Scottish and Southern Electricity Networks (SSEN) has entered into a partnership with leading software company, Open Utility, to learn from and participate in its revolutionary smart grid platform. Alec Peachey speaks to Steve Atkins (DSO transition Manager for SSEN) and James Johnston (CEO and cofounder of Open Utility) to find out more.

Providing a platform

One of the biggest changes in the energy system is the flexibility revolution. Distributed generation, electric vehicles, demand side response and energy storage are transforming the sector, giving customers access to new products and services from a new range of providers. To facilitate the shift to a smarter, flexible energy system, SSEN is transitioning from a distribution network operator (DNO) to a distribution system operator (DSO).

The transition to a DSO will create the potential for new opportunities for energy users through peer-to-peer and flexibility trading, creating new markets where supply and demand can be balanced and traded at a local level. SSEN’s collaboration with Open Utility will see it trial Open Utility’s new ‘Piclo’ platform, which will provide key learnings to help inform SSEN’s ongoing research.

Piclo helps DSOs procure flexible capacity from technologies such as batteries and demand-response aggregators to meet the needs of local electricity users. It is a matchmaking and trading platform for local energy which provides opportunities for customers, generators and other flexibility providers to register their availability and preferences, which the Piclo platform then matches with opportunities from the DSO.
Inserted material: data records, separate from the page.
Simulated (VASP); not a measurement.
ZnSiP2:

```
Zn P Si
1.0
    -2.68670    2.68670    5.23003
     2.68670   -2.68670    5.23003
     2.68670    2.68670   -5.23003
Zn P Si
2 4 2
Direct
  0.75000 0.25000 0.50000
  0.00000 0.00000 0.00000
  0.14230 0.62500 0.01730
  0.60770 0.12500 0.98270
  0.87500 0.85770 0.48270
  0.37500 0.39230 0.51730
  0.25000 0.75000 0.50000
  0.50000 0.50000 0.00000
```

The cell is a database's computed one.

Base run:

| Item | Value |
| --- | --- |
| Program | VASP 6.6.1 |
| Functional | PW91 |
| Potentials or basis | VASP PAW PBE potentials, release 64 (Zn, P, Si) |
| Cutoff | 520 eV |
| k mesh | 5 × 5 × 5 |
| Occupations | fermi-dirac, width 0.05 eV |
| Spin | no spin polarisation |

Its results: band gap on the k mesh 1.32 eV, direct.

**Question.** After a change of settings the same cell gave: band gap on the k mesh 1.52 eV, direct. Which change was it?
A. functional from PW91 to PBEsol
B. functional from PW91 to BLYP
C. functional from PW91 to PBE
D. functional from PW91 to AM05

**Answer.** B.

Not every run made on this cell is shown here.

Johnston explains why the provision of flexibility services on electricity distribution networks is so important.

“There are a number of important emerging use cases for DNO flexibility services,” he commented.

“Firstly, deferral of network reinforcement in areas of uncertain demand growth. There are conflicting trends of demand increase (from electric vehicles and electric heat) and demand reduction (renewables and energy efficiency) which means the value proposition of investing in assets becomes less clear and increases the risk that customers lose out through unnecessary reinforcement costs.

“Secondly, the DNOs want more tools at their disposal to manage outages (both planned and unplanned). Being able to manage demand in specific locations of the network at short notice could limit the potential domino effect of blackouts in abnormal conditions.”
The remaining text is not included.